By Kayleigh Lewis - 15th July 2013
In a world where almost 900 million people go hungry to bed every night, the support for biofuels should be phased out
Marc Olivier Herman
The result of the vote shows that MEPs have understood that biofuels cause hunger, deforestation and carbon emissions
The vote today calling for a 5.5 per cent limit puts an abrupt end to the development of the sector in many countries, threatening 220,000 jobs mostly in EU rural areas
We should stop using taxpayers money in order to incentivise policies that result in more greenhouse gas emissions
With climate change already putting pressure on the global food supply and food prices, the EU should not be further exacerbating these trends by promoting the use of agricultural land for fuel
The European parliament's environment, public health and food safety committee has controversially adopted proposals to limit the amount of biofuels that can be used in transport fuels.
The decision also included new rules that will take into consideration the impact of producing biofuel crops.
Greens/EFA deputy Bas Eickhout commented on the vote, saying, "Feeding crops into cars has fuelled rising food prices and rainforest destruction. While we think that the vote to put a 5.5 per cent cap on the use of land-based biofuels like food crops in the overall fuel mix is a step in the right direction, we should in fact be shunning the use of food crops for fuel altogether."
The Dutch deputy welcomed the inclusion of the indirect land use change (ILUC) factor from 2020 onwards, saying, "This will help steer future investments in a sustainable direction."
MEPs have long been calling for the ILUC factor to be taken into account as many believe that the use of farm land to produce biofuel crops, requiring more land to be made available for food crops, can lead to deforestation.
Some also believe that the process of deforestation can in itself increase greenhouse gas emissions which could, in turn, cancel out the benefits of using biofuels in the first place.
"Even though conservative MEPs continue to bury their heads in the sand, a majority of the environment committee have voted to guarantee that biofuels placed on the EU market are better for the environment than conventional oil-based fuel," added Eickhout.
"It is highly questionable why, at a time of severe economic crisis, the EU should continue subsidising biofuels to the tune of €10bn, without putting these climate safeguards in place," he argued.
Kriton Arsenis, parliament's S&D group spokesman on the issue, said, "We should stop using taxpayers' money in order to incentivise policies that result in more greenhouse gas emissions. To that end we need the implementation of binding indirect land-use change factors in order to distinguish between environmentally friendly and harmful biofuels."
He also said that, "Biofuel production from food crops contributes to food price volatility and demand for biofuels in the EU restricts some population groups' access to food. We don't want people in poverty to suffer food scarcity."

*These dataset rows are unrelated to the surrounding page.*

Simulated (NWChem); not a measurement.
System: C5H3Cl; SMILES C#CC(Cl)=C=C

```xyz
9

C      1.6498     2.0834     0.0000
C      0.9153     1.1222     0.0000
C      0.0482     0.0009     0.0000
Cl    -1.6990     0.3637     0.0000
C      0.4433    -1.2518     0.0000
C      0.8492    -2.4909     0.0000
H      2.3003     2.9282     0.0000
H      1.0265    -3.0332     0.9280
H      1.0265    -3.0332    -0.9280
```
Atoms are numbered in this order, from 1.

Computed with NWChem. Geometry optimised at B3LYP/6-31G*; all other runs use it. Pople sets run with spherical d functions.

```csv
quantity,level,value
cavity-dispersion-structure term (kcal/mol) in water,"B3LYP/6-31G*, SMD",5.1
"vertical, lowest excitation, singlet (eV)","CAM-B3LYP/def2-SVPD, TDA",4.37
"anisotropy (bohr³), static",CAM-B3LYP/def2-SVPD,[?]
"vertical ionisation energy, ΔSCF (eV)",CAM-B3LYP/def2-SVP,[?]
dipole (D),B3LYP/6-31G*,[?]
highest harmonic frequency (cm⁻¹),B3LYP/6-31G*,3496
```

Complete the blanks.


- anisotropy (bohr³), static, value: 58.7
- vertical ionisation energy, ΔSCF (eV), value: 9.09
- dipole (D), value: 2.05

GUE/NGL MEP Sabine Wils praised the parliament for backing a "positive and sustainable proposal" on ILUC "in spite of strong opposition from some industrial lobby groups".
Pekka Pesonen, secretary-general of farming and agriculture lobby group Copa-Cogeca, was less impressed with the outcome. He said, "Farmers and industry have invested huge amounts of money in the sector, based on commitments made by the EU institutions to ensure that 10 per cent of transport fuels come from renewable energy sources by 2020.
"The vote today by the environment committee is totally unacceptable and leads to more fossil fuel consumption and more CO2 emissions in transport by 2020. Some operators have already made plans for 2020 which exceed the 5.5 per cent limit. The vote today calling for a 5.5 per cent limit puts an abrupt end to the development of the sector in many countries, threatening 220,000 jobs mostly in EU rural areas."
He continued, "It also threatens animal feed supplies as biofuel production provides major benefits for the animal feed sector as the rapeseed grains can be used simultaneously for both biodiesel production and in animal feed. The majority of the grain stays in the feed sector.
"Moreover, Copa-Cogeca, who represent farmers and their cooperatives, reject the reports which were used as a basis to introduce ILUC factors in the fuel suppliers reporting to member states. The model used for the report is not transparent and not suitable for precisely estimating the extent of land use change and the resulting greenhouse gas emissions, due to critical data errors and important methodical problems," he concluded.
Rob Vierhout, secretary-general of ePURE, also expressed his concern saying, "We fear with that with this curb, Europe risks throwing the baby out with the bath water"
"With the right framework renewable ethanol made in Europe makes an important contribution to the transition to low carbon transport and responsible economic growth.
"This home-grown sustainable and renewable source of energy can benefit Europeans and the European economy whilst reducing transport emissions by up to 90 per cent compared to fossil fuels," he explained.
Reaction from environmental NGOs was considerably more positive, with Sebastien Risso from Greenpeace EU saying, "MEPs have made great strides to safeguard against the environmental impacts of biofuels, but they have missed an opportunity to reduce the consumption of biofuels that compete with food.
"When MEPs come together for a final vote in the autumn, they should take a look at the evidence and turn away from harmful biofuels."
Friends of the Earth Europe campaigner Robbie Blake said, "The result of the vote shows that MEPs have understood that biofuels cause hunger, deforestation and carbon emissions," although he added, "But they have not voted for strong enough action to remove these threats."
He continued, "This vote would put a necessary pause on the expansion of biofuels, but we need to end biofuels competing with food production by phasing out this misguided use of food for fuel altogether."
Faustine Defossez, of the European environmental bureau, also commented, saying, "This committee vote shows the ambition needed to correct EU biofuels policy. Even if vested interests nuanced the result, the outcome of today's vote can be seen as a long leap in the right direction," although she admitted, "The road ahead is still long".
While Nusa Urbancic, from campaign group Transport and Environment, said, "It is encouraging to see that MEPs in charge of protecting our environment finally addressed the elephant in the room by fully accounting for indirect emissions in the EU biofuels policy. This vote will pave the way for truly sustainable transport fuels, which actually reduce emissions."
However, Oxfam's Marc Olivier Herman was less enthusiastic. He said, "Today's vote falls short of what is needed to put the brakes on growing European demand for biofuels, allowing an expensive and failed policy to go on fuelling hunger and land grabs in poor countries. In a world where almost 900 million people go hungry to bed every night, the support for biofuels should be phased out."
The report will be put to a plenary vote in Strasbourg in September.